It is a British trait not to want to talk about money. Such conversations too quickly give rise to awkward emotions: judgement, fear of judgement, jealousy, resentment and guilt. Students talk about money all the time, but usually because we want to despair at our lack of it. More taboo, however, is talking about the source of that money. While most of us have a student loan, we are more reluctant to discuss that other main stream of income: the bank of mum and dad.
The likelihood is that most students will have to ask their parents for some kind of assistance (whether they receive it or not) during their university education, because the maintenance loan is not large enough to cover all living costs. Depending on parental income, parents will be expected to top up their child’s maintenance loan by up to £5000, according to Save the Student! While some parents might happily stump up that cash, others may not be able to afford to, or not want to. After all, their child is now 18 and no longer their legal responsibility: they have no obligation to top up their funds.

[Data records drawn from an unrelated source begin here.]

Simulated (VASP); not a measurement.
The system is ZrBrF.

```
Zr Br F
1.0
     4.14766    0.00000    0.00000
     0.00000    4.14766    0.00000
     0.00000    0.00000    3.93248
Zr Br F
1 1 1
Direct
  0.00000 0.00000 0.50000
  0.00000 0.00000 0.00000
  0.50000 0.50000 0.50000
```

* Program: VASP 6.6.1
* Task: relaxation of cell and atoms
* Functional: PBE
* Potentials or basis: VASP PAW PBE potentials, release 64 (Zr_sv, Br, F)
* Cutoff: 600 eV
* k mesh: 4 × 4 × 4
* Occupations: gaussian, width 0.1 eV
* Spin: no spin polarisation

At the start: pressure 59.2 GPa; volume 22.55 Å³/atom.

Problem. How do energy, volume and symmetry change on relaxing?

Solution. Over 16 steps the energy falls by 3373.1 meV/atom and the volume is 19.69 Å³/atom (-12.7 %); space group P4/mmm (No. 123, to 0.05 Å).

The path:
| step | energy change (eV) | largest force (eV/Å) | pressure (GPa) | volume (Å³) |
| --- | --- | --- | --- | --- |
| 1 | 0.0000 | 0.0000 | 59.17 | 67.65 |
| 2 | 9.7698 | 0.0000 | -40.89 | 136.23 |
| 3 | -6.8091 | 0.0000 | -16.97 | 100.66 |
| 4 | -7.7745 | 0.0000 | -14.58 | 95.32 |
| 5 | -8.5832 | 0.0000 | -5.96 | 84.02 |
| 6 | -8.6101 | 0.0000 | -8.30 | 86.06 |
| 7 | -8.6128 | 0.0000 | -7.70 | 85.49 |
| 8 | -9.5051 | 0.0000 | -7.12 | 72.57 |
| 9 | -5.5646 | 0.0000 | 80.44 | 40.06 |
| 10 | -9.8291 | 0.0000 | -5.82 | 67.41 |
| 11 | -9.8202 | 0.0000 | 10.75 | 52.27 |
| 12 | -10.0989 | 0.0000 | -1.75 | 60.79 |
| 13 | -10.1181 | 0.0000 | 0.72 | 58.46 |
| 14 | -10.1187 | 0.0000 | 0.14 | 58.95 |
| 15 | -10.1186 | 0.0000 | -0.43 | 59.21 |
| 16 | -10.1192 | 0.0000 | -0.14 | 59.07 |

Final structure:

But what if parents are in a position to lend their child extra support, and do so generously? Ought you to feel guilty about receiving it, knowing that while your peers work several shifts a week, you are not compelled to get a job?
Adults have the right to spend their money as they will, and if they choose to share their income with their child, that is not something to be begrudged by outsiders…
Firstly, let us clarify that adults have the right to spend their money as they will, and if they choose to share their income with their child, that is not something to be begrudged by outsiders. But equally, it should not be taken for granted by the recipient.
Spending your parents’ money frivolously, with no concept of the privilege of that position, is bound to foster resentment among peers, if not also distrust from your parents. It is also, in the long term, foolish: that supply stream will presumably not last forever and a failure to nurture sensible budgetary habits now will provide a shock when you are earning your own money.
But no-one need feel guilty about careful and conscientious spending, regardless of its source. There is no reason that you cannot develop the same sense of financial responsibility with your parents’ money than if it were your own hard-earned income; some people might even find that they are more prudent because it is someone else’s money. And sticking to an allowance pre-agreed with your parents is quite a different prospect from someone who lazily expects their parents to bail them out every time they go on a few too many nights out.
As with everything money-related, it is necessary for all sides to demonstrate responsibility and sensitivity…
However comfortable it feels to be fully supported, there does come a time when financial dependence is no longer attractive, and many people will embrace the opportunity to get a job at university. It is rewarding to have your own income and develop your sense of independence. But it is also true that we have all our lives to work and only a few years at university. If someone’s parents are willing to support them in those three years, and they don’t have a burning desire to get a job, they should feel able to make the most of that fortunate freedom without feeling guilty.
Ultimately, as with everything money-related, it is necessary for all sides to demonstrate responsibility and sensitivity. Those who benefit from the bank of mum and dad should know how lucky they are and not expect it to last forever. After all, we must spare a thought for the future. One day, we will no longer borrow from the bank of mum and dad; we will be the lenders.